• Essay 2 (30%): (Due 2nd September @ 23:59)
For the essay you need to complete a 2000 to 2500-word essay on Lecture Question 17. In the essay we expect you to critically engage with the readings and establish a clear argument. You must draw on the prescribed and additional readings as listed in this course outline first, but you are encouraged to do further reading and expand your references with other literature you may find relevant to your topic and your argument. But the prescribed material should reflect in the concepts you use.
Use at least 3 prescribed readings.
3 consecutive words or more taken from a text without quoting and in-text referencing will be considered as plagiarism and will result in academic consequences, same is granted for theory used without reference to the prescribed material.
Harvard referencing: ….(Ahmann, 2018:142). According to Nixon, …(2011:18).
Lecture 17
Please answer and/or argue using this question as a guide as long as it includes the main concepts.
Question: How can the concepts of “slow infrastructure” and Rob Nixon’s concept of “slow violence” add to our understandings of development and fragile infrastructures in a time of climate crisis?
Ahmann, C. “’Its exhausting to create an event out of nothing’: Slow violence and the manipulation of time”. Cultural Anthropology, Vol. 33, Issue 1, pp. 142-171
Matt Barlow & Georgina Drew (2020): Slow infrastructures in times of crisis: unworking speed and convenience, Postcolonial Studies, DOI: 10.1080/13688790.2020.1804105.
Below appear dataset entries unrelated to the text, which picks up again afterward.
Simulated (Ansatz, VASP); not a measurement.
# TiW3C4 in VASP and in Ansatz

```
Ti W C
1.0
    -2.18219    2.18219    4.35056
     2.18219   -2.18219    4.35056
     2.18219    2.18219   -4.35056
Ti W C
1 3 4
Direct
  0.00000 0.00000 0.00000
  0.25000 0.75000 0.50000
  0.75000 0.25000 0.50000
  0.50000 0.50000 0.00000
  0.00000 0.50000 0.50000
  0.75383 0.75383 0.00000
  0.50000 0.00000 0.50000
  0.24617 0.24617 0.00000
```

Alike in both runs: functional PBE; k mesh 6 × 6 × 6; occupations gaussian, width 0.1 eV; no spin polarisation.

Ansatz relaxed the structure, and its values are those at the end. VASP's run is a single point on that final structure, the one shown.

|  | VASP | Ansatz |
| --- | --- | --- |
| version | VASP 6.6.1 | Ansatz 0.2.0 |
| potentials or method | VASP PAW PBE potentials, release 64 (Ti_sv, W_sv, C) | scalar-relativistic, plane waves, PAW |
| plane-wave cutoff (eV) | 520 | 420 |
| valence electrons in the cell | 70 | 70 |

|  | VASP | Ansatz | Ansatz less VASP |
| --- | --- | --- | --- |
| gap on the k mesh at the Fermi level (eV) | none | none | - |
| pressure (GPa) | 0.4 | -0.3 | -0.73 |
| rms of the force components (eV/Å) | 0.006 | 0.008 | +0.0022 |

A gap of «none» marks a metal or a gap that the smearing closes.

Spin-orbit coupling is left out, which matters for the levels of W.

Nixon, R. 2011. “Introduction.” Slow Violence and the Environmentalism of the Poor. Cambridge, Mass: Harvard University Press.
Additional resources:
Goldblatt, B. & Hassim, S. 2022. ‘Grass in the cracks’: Gender, Social Reproduction and climate justice in the Xolobeni struggle.
Ahmann, C. “Waste to Energy: Garbage prospects and subjunctive politics in late-industrial Baltimore”. American Ethnologist, 46(3): 328-342.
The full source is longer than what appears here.